"Gaza’s Gritty Mixture of Dirt, Despair Produces Houses of Mud
June 3 (Bloomberg) -- Standing on a breezy dune in the Gaza Strip, Nidal Eid, amateur homebuilder, provided his own recipe for mud bricks: Take four parts dirt, one part sand and enough water to form a thick paste. Scoop into a shoebox-size mold. Remove and dry for three days in the sun.
It’s an ancient construction material that is suddenly fashionable in Gaza because there is precious little else available. More than four months after an Israeli invasion left buildings and infrastructure in ruins, almost no reconstruction has taken place.
“This kind of house is out of the far past,” Eid said. “Welcome to the land of the pharaohs.”

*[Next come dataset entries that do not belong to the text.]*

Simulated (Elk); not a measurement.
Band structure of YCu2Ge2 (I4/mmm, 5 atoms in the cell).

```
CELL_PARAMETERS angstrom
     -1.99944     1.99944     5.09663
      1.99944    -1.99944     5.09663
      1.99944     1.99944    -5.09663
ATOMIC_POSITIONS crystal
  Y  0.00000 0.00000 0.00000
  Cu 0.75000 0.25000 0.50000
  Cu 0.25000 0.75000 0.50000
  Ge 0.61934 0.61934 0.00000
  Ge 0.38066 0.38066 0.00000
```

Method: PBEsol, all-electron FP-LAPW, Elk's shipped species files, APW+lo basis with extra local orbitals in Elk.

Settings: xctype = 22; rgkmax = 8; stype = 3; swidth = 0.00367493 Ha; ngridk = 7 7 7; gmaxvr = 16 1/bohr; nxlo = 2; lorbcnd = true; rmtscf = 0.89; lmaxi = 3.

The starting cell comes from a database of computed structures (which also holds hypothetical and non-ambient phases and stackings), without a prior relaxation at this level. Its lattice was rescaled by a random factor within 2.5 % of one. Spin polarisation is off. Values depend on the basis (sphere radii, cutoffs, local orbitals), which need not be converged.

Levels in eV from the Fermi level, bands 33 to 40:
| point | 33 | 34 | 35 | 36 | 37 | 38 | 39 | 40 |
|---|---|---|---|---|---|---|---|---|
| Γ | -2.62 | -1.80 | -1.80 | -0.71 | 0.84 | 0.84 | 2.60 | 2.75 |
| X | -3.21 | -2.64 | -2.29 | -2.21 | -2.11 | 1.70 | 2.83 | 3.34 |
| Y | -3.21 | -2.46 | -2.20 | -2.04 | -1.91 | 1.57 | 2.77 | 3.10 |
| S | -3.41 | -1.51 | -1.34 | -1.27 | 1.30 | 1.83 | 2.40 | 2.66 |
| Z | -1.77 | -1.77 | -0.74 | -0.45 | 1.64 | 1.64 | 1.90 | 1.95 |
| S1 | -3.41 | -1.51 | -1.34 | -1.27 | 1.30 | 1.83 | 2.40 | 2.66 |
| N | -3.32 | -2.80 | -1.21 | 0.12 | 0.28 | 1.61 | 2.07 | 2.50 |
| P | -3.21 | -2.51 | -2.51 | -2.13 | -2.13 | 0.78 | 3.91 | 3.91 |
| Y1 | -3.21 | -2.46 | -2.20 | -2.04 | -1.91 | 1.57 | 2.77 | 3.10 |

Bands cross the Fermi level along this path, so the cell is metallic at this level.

The failure to rebuild Gaza shows how its residents are trapped in a web of conflicting Palestinian, Israeli and foreign demands. The result is a climate of alienation among the enclave’s 1.5 million residents that has soured many of them on Hamas, the Islamic party that rules Gaza, and a rival faction that controls the West Bank.
Eid’s house in Rafah, near the Gazan-Egyptian border, was destroyed by bombs. Israel said it bombarded the border to demolish tunnels being used by Hamas to smuggle in arms and rocket parts from Egypt.
In March, international donors meeting in Sharm El-Sheikh, Egypt, pledged $4.23 billion to finance rebuilding. None of the money has been spent. The donors, as well as Israel and Fatah in the West Bank, are unwilling to put rebuilding in the hands of Hamas.
“You can say almost no reconstruction aid is reaching Gaza,” said Hamada A. al-Bayari, humanitarian affairs analyst for the UNOffice for the Coordination of Humanitarian Affairs in Gaza.
Eid, who has five children, can’t afford the $150 in apartment rent he is paying on a monthly income of $200. “If I wait for the politicians to solve this problem, I will never have a house,” he said.
Hamas, which refuses to recognize Israel, has ruled Gaza since June 2007, when it routed forces loyal to Palestinian President Mahmoud Abbas. Israel, the U.S. and the European Union consider Hamas a terrorist organization.
Israel invaded Gaza to put an end to Hamas rocket fire into southern Israel. The assault, which killed about 1,300 Palestinians and 13 Israelis, shattered houses and apartments belonging to 5,000 families and partially damaged another 5,000, according to Hamas’ Social Affairs Ministry.
Commercial building material is also blocked because Israel says it can be used to repair tunnels and construct weaponry. Israel began to periodically close the Gaza frontier when Hamas won 2006 parliamentary elections and imposed a full blockade on trade after Hamas took control of the strip.
Hamas officials say that aid should go through unimpeded regardless of political differences with Abbas’s Fatah group.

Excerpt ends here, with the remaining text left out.